THE AISLE SEAT - by Mike McGranaghan
"BLUE IS THE WARMEST COLOR"
When France's Blue is the Warmest Color won the Palme d'Or at this year's Cannes Film Festival, there was some talk about whether it would play in the United States. The movie was three hours long and boasted explicit sex scenes certain to earn it an NC-17 rating. Certainly not a commercial slam dunk. Thankfully, art still has value in our country. Not only is Blue playing on our shores, New York's IFC Center has bravely decided to let adolescents in, despite the MPAA's restrictive rating. Yes, the sex scenes are eye-openers, but at its heart, this is a movie about a young woman being awakened to both sexuality and first love. You know, the kinds of things teens are all about. Director Abdellatif Kechiche handles these subjects with undeniable artistry.
The young woman is Adele (Adele Exarchopoulos), a teenage girl experiencing natural curiosity about sex. She tries it with a male suitor, only to discover that it doesn't really fulfill her. Pleasuring herself while thinking about the blue-haired stranger she passed on the street one day, however, does. Later, she has another chance encounter with that stranger, Emma (Lea Seydoux), after a friend takes her to a gay bar. Adele and Emma begin a passionate sexual affair that the former's classmates can't begin to understand. Insecure and nervous, she can't fully understand it herself. In the second half of the film, the now-graduated Adele is in a full-on romantic relationship with Emma, but finds unexpected challenges in serious commitment, especially when she has trouble fitting into her partner's circle of friends.
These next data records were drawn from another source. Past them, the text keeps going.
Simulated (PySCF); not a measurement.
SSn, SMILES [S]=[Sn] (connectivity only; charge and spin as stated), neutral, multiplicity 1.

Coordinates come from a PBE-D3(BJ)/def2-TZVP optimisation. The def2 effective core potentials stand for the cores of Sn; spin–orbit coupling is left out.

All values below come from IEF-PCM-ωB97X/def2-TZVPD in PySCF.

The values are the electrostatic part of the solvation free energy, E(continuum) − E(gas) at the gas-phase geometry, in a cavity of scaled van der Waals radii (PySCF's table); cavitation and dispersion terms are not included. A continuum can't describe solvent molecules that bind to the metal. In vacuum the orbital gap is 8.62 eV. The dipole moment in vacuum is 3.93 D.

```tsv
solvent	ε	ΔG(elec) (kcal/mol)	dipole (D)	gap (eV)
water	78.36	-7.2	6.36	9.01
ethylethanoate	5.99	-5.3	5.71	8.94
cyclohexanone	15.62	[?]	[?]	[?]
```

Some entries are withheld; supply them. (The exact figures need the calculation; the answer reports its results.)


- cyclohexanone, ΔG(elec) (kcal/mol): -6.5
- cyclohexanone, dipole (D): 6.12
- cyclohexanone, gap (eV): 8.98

Blue is the Warmest Color starts off as a tale of erotic discovery. Adele does not identify as gay, yet she finds herself attracted to women and blossoms sexually once she surrenders to her desires. Exarchopoulos does a brilliant job of depicting all the fear and uncertainty that Adele feels. Like most teens, she's experiencing these burgeoning, occasionally-confusing feelings, and doesn't entirely know what to do with them. The film effectively shows her opening herself up, being willing to share her desirous impulses with Emma, and finding a certain liberation as a result. From there, Blue expands outward to encompass the very notion of first love. Adele's feelings for Emma are so strong that they can barely contain themselves – and sometimes they don't. She undermines herself, allowing her head to cast doubt upon her heart. Kechiche asks the question, “What do you do after you've been sexually liberated?” This young woman finds herself with feelings every bit as intense as her most powerful orgasm, yet sustaining a relationship is a lot harder than achieving sexual release.
A three-hour running time may sound long for the subject matter (and, to a small extent, that's true), but Blue is the Warmest Color uses its length to take us deep inside the relationship. We don't just see it grow, we feel it. Time is spent showing how Adele slowly accepts her feelings of longing for another woman, and in creating the bond that forms between she and Emma. In doing so, the film earns every emotion. This union feels authentic, because enough care was taken to make it honest and real. Both actresses work jointly to create something identifiable to audiences, no matter whether they're straight or gay. It's some truly beautiful work.
The only real drawback, ironically, is the sex. Does it need to be here? Yes, it's absolutely vital. Does it need to be graphic? Yes on that count, too. However, the sex scenes go on for so long, and put the two leads into so many contorted positions, that it becomes a bit distancing. We get the point, but then Kechiche allows them to go on and on, almost to a point of seeming comical. I stopped investing in the major discovery happening between the characters and started to think about peripheral things, like whether it was uncomfortable for the actresses to perform so explicitly in front of a camera and a bunch of crew members. I started to wonder how they simulated things that looked so real. In other words, I started to see Adele Exarchopoulos and Lea Seydoux rather than Adele and Emma. This is most definitely not the fault of the actresses, but rather of the director, who may have been temporarily allowing his carefully-crafted work of art to bleed over into shock value.
This, however, should not be seen as a deterrent. Blue is the Warmest Color is, by a wide margin, a sensitive and beautiful film – one that contains genuine insight into the power of human connection, be it romantic, sexual, or some combination of both. It is based on the first two chapters of a French graphic novel, suggesting that a follow-up could be in the works someday. I, for one, would welcome the chance to see where Adele goes in the future, now that she's accepted herself as both a sexual being and a person capable of experiencing intense emotions for someone else, for better and for worse.
( 1/2 out of four)
Blue is the Warmest Color is rated NC-17 for explicit sexual content. The running time is 2 hours and 52 minutes.